Pages

Nature of Data

What is Data?

The quantities, characters, or symbols on which operations are performed by a computer, which may be stored and transmitted in the form of electrical signals and recorded on magnetic, optical, or mechanical recording media.

What is Big Data?

Big Data is a collection of data that is huge in volume, yet growing exponentially with time. It is a data with so large size and complexity that none of traditional data management tools can store it or process it efficiently. Big data is also a data but with huge size.
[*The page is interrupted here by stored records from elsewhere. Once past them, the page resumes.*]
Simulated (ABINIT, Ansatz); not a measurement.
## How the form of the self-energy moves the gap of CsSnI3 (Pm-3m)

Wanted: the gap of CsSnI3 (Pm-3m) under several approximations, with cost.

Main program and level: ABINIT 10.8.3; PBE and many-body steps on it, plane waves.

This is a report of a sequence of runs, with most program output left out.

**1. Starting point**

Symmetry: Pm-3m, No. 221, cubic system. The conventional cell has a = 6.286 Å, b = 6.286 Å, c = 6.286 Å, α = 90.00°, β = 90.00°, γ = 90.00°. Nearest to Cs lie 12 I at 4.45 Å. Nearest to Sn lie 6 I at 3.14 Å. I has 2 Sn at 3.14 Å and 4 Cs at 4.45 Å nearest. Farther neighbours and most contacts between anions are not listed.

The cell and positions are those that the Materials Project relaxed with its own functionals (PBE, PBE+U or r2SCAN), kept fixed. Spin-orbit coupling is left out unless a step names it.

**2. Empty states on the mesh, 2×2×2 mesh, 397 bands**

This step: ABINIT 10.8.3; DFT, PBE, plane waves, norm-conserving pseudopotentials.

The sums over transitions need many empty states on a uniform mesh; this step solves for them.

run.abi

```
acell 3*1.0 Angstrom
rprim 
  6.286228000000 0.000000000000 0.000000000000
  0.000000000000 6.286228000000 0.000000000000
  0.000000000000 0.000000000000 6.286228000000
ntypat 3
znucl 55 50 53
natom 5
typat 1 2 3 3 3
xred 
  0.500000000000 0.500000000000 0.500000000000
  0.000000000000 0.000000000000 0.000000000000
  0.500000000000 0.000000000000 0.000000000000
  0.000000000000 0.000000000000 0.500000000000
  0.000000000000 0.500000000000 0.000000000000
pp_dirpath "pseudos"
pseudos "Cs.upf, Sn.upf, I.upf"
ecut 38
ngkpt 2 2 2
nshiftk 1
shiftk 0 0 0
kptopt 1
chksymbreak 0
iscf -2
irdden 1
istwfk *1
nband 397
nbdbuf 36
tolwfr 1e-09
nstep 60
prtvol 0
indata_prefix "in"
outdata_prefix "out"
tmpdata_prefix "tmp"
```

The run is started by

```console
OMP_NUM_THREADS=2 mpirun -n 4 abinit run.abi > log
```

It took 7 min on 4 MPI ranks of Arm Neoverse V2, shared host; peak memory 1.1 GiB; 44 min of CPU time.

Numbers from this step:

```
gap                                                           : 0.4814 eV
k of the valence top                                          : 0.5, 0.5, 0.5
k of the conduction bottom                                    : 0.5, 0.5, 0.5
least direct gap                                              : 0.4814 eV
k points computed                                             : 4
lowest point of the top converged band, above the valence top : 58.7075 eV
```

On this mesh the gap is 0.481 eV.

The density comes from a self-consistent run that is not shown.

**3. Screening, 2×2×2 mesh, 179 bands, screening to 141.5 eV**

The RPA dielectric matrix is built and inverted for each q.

Following are some of the Big Data examples-

  • The New York Stock Exchange is an example of Big Data that generates about one terabyte of new trade data per day.
  • Social Media: The statistic shows that 500+terabytes of new data get ingested into the databases of social media site Facebook, every day. This data is mainly generated in terms of photo and video uploads, message exchanges, putting comments etc.
  • A single Jet engine can generate 10+terabytes of data in 30 minutes of flight time. With many thousand flights per day, generation of data reaches up to many Petabytes.

Types Of Big Data

  • Structured: Any data that can be stored, accessed and processed in the form of fixed format is termed as a ‘structured’ data. Over the period of time, talent in computer science has achieved greater success in developing techniques for working with such kind of data (where the format is well known in advance) and also deriving value out of it. However, nowadays, we are foreseeing issues when a size of such data grows to a huge extent, typical sizes are being in the rage of multiple zettabytes. Data stored in a relational database management system is one example of a ‘structured’ data. Examples Of Structured Data, An ‘Employee’ table in a database is an example of Structured Data
  • Unstructured: Any data with unknown form or the structure is classified as unstructured data. In addition to the size being huge, un-structured data poses multiple challenges in terms of its processing for deriving value out of it. A typical example of unstructured data is a heterogeneous data source containing a combination of simple text files, images, videos etc. Now day organizations have wealth of data available with them but unfortunately, they don’t know how to derive value out of it since this data is in its raw form or unstructured format. Examples Of Un-structured Data, The output returned by ‘Google Search’
  • Semi-structured: Semi-structured data can contain both the forms of data. We can see semi-structured data as a structured in form but it is actually not defined with e.g. a table definition in relational DBMS. Example of semi-structured data is a data represented in an XML file.
Types of Data based on some more factors,
  • Data with reference to time factor: Based on time factor, data can be classified into the following two types:
    • Time-independent data - The term refers to the data, which can be measured repeatedly, e.g., data in geosciences and astronomy such as geological structures, rocks, fixed stars, etc.
    • Time-dependent data - These can be measured only once, e.g., certain geophysical or cosmological phenomena like volcanic eruptions and solar flares. Likewise, data pertaining to rare fossils are time dependent data.
  • Data with reference to location factors: Data with reference to location factor can be categorized as follows:
    • Location-independent data - These are independent of the location of objects measured, e.g., data on pure physics and chemistry.
    • Location-dependent data - These are dependent on the location of objects measured. Data in earth sciences and astronomy normally belong to this category. Data on rocks are also location dependent.
  • Data with reference to mode of generation: There are three types of data under this category. These are:
    • Primary data - Data are primary when obtained by experiment or observation designed for the measurement, e.g., values of velocity derived by measuring length and time.
    • Derived (reformatted) data - These data are derived by combining several primary data with the aid of a theoretical model.
    • Theoretical (predicted) data - These are derived by theoretical calculations. Basic data such as fundamental constants are used in theoretical calculations, e.g., data concerning solar eclipses are predicted with the use of celestial mechanics.
  • Data with reference to nature of quantitative values: These are categorised into the following two classes:
    • Determinable data - Data on a quantity, which can be assumed to take a definite value under a given condition, are known as determinable data. Time-dependent data are usually determinable data, if the given condition is understood to include the specification of time.
    • Stochastic data - Data relating to a quantity, which take fluctuating values from one sample to another, from one measurement to another,. under a given condition are referred to as stochastic. In geosciences most data are stochastic.
  • Data with reference to terms of expression: The categorization in this case yields three classes of data:
    • Quantitative data - These are measures of quantities expressed in terms of well-defined units, changing the magnitude of a quality to a numerical value. Most data in physical sciences are quantitative data.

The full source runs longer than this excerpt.